During KubeCon EU the Mercedes Benz team presented their migration journey from Pod Security Policies to Validation Admission Policies to secure their 1000+ Kubernetes clusters. The solution was chosen in favour of Kyverno due to its improved performance.
According to Tobias Giese and Tjark Rasche, both platform engineers from Mercedes-Benz Tech Innovation, the company's platform was conceived as "self-service". Software development teams can commission or decommission Kubernetes clusters on demand, without considering any low-level operations.
The initial cluster implementation used Pod Security Policies to enforce security during runtime. The Kubernetes API server requests were secured through Open Policy Agent (which ran as a static pod manifest) in corroboration with the validating and authorisation webhooks. Giese described this solution as "all-in-one" but confusing and "bug-prone".

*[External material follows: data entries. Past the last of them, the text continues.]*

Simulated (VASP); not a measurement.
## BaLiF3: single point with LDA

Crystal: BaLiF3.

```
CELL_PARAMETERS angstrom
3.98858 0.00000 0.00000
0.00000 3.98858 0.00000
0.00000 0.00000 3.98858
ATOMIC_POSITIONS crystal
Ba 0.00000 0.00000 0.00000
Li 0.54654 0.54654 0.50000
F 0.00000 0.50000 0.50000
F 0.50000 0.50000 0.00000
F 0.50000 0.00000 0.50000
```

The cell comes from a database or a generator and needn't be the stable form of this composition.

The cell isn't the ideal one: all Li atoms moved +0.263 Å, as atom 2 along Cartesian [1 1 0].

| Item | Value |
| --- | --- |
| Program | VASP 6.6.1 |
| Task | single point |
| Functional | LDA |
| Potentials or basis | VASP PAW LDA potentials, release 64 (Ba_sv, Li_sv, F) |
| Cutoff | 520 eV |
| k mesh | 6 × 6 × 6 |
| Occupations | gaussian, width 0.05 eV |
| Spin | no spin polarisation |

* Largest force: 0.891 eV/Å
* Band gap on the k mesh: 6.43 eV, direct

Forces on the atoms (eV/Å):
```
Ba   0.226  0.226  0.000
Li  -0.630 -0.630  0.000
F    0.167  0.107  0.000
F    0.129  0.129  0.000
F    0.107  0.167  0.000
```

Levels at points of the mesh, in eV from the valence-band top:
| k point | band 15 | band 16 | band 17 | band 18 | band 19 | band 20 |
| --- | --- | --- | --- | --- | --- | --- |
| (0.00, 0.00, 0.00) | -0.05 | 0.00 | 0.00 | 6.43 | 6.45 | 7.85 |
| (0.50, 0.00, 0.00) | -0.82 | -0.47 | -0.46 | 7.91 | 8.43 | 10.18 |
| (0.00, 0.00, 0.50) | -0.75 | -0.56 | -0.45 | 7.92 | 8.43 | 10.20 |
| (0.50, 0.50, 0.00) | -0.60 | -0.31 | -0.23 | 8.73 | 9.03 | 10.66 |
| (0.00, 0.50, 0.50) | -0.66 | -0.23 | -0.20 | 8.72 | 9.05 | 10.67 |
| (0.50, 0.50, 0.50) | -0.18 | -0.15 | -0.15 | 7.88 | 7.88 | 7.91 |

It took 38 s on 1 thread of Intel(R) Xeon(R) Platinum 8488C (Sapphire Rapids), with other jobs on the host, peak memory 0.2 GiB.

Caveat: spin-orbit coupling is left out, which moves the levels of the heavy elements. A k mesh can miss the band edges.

Rasche enumerated the team’s requirements for a custom admission policy: It has to be very flexible in defining policies for multiple resources (Deployments, CronJobs, etc.), not only for Pods. It should also enable customers to use the desired tools seamlessly and allow resource mutation as "Kubernetes tends to have quite insecure defaults" (for example, the allowPrivilegeEscalation on a pod, which defaults to true).
Their migration wasn’t a straightforward journey: after initially trying Kyverno, a CNCF incubating project designed for policy management, they dismissed it as the API requests had response times of up to 11 seconds. This was twenty times slower than the performance of their initial solution. Nevertheless, they noted that the performance improved (in version 1.12.0) after one of their colleagues shared the benchmarks with the Kyverno maintainers (measured with Grafana’s k6). Regardless of the performance of their implementation, they mentioned the great developer experience of using Kyverno.
To move forward, they regrouped and decided to focus their efforts on three directions:
- Implementing all policies using the current setup in OPA
- Evaluate the performance of a custom controller proof-of-concept
- Improve the k6 load testing suite to be closer to real-world scenarios
Considering that the Kubernetes 1.26 release was approaching and they didn’t want to remain behind with more than one version, they decided to migrate the control plane from version 1.24 to 1.25, followed by a migration to version 1.26. In a further step, the migration of the worker nodes was done straight from 1.24 to 1.26.
During the migration they discovered the "holly grail" – Validating Admission Policies -- released as alpha in Kubernetes 1.26. The newly discovered feature promised to allow custom admission logic, and improved performance thanks to the in-memory Abstract Syntax Tree while not requiring additional controllers.
Rasche presented a basic admission policy pointing out that the validation expression is written using Common Expression Language (CEL) a new performant-focused programming language conceived for use on critical code paths.
He also pointed out that complex policies tend to become an "unreadable mess". After starting to write the policies by hand, they soon came to generate them via a simple Helm setup. A downside of the approach is its high dependence on the policies that will be enforced.
The mutation requirement was implemented through a custom controller. Giese pointed out that a new enhancement request will allow the mutation admission to be implemented similarly to validation. The feature might be available in version 1.31 of Kubernetes. Given that the validation admission policies feature was released just in version 1.26, they needed to use different implementations for each of the Kubernetes versions deployed:
- OPA with admission-controller (for both validation and mutation) for Kubernetes 1.25
- VAP and admission-controller (for mutation) for Kubernetes 1.26
After Kyverno 1.12.0 was released, they have redone the performance measurement comparing all mentioned solutions. They also point out that Kyverno currently supports VAP generation.
They concluded their presentation by sharing their lessons learned. First, policy benchmarking and a suite of end-to-end tests will allow quick iterations without sacrificing performance or quality. Second, they mentioned the caveat of maintaining sub-resources (like pods or ephemeral containers), especially when implementing custom controllers. Finally, they concluded that a Kubernetes-native implementation of policies is feasible even if it comes with the cost of being an early adopter.
Note: Validation admission policies reached beta status in Kubernetes version 1.28.